Iraq war, Hamas electoral win, and Iran's ambitions make settlement with Palestinians still harder than before, says UCLA alumnus Itamar Rabinovich.

By Kevin Matthews, Senior Writer

Tel Aviv University President Itamar Rabinovich (UCLA PhD in History, 1971), a former ambassador to Washington and chief Israeli negotiator with Syria, explained to a UCLA audience Feb. 16 that prospects for an Israeli–Palestinian settlement were "not very auspicious" in the wake of the war in Iraq, Hamas's victory in Palestinian elections, and uncertainties in Israeli politics. His public talk was sponsored by the Center for Near Eastern Studies.

Rabinovich considered prospects for a settlement from international, regional, and local political vantage points.

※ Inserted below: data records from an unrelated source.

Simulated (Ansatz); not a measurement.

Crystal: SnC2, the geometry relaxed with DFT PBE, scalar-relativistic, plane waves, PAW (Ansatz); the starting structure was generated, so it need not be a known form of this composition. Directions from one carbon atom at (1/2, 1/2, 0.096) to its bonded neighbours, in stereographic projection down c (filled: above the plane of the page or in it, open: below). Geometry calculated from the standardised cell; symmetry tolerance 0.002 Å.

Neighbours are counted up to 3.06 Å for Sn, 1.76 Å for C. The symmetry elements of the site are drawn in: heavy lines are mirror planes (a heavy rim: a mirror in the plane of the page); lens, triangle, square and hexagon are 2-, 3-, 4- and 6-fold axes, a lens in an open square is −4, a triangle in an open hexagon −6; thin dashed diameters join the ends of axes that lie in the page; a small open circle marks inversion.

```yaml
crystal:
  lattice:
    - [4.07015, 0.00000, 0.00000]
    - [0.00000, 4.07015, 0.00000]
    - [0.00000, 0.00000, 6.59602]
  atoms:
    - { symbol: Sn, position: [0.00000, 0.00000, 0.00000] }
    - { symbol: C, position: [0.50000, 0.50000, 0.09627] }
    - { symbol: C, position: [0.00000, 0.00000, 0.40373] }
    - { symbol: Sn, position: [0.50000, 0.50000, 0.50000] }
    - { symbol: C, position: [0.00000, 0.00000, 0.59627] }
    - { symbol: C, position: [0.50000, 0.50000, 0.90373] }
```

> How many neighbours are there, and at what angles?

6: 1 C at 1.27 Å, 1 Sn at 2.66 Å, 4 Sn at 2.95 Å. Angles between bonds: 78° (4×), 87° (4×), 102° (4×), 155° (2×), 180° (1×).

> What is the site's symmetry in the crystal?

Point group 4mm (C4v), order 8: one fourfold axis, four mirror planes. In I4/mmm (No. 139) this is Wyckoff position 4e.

Internationally, the key problem is the inability of the United States to embark on major new Mideast initiatives. Rabinovich said that the Bush administration's attempts to advance broad regional aims through war with Iraq, viewed by some supporters as a prelude to greater U.S. involvement in the Israeli–Palestinian crisis, have failed. Russia's relations with Iran and welcoming stance towards Hamas complicate matters, he said. Hamas (Islamic Resistance Movement), a Sunni Muslim group with armed as well as social-welfare components, is labeled a terrorist organization by Western countries and Israel.

Within the Middle East, the spoiler's role is played by the Shiite theocracy in Iran, which does not stand to gain from an Israeli–Arab settlement, according to Rabinovich. Iran has an "ambitious leadership" with "an ideology to export" and growing influence in the region—especially in southern Lebanon via Hezbollah, in Syria, and among the newly empowered Iraqi Shia. During the question period following his talk, Rabinovich expressed concern that Iran could use its ties with Hamas to threaten central Israel militarily. On a separate point, he said that an Iran armed with nuclear weapons would be unlikely to use them at least in the short term but could attempt to constrain Israel with threats related to its "strategic capability." Iran denies that it is seeking nuclear arms.

"I interpret much of what the Iranians have been saying and doing in recent months" as an effort "to establish themselves as the major power in the Middle East and to [get] the United States to see them as such," Rabinovich said.

Depending on the nature of the relationship between Hamas and Iran and on the results of March 28 Israeli elections, he said, some "compatibility" is conceivable between the approaches of Israel and the Palestinian Authority. Rabinovich noted that Hamas may be amenable to a long-term truce with Israel, even though it will not sign a permanent peace deal, and that a continuation of Ariel Sharon's unilateral policy of "disengagement" from portions of the occupied territories could fit into such a truce.

In Israel, polls indicate strong support—enough to win 40 seats in the 120-seat Knesset—for the centrist Kadima party launched by Sharon before he suffered a stroke in January. Rabinovich said that between 75 and 80 seats will be divided among Labor, Likud, and newcomer Kadima; he was hesitant to speculate on government policies that coalition-building negotiations would largely determine.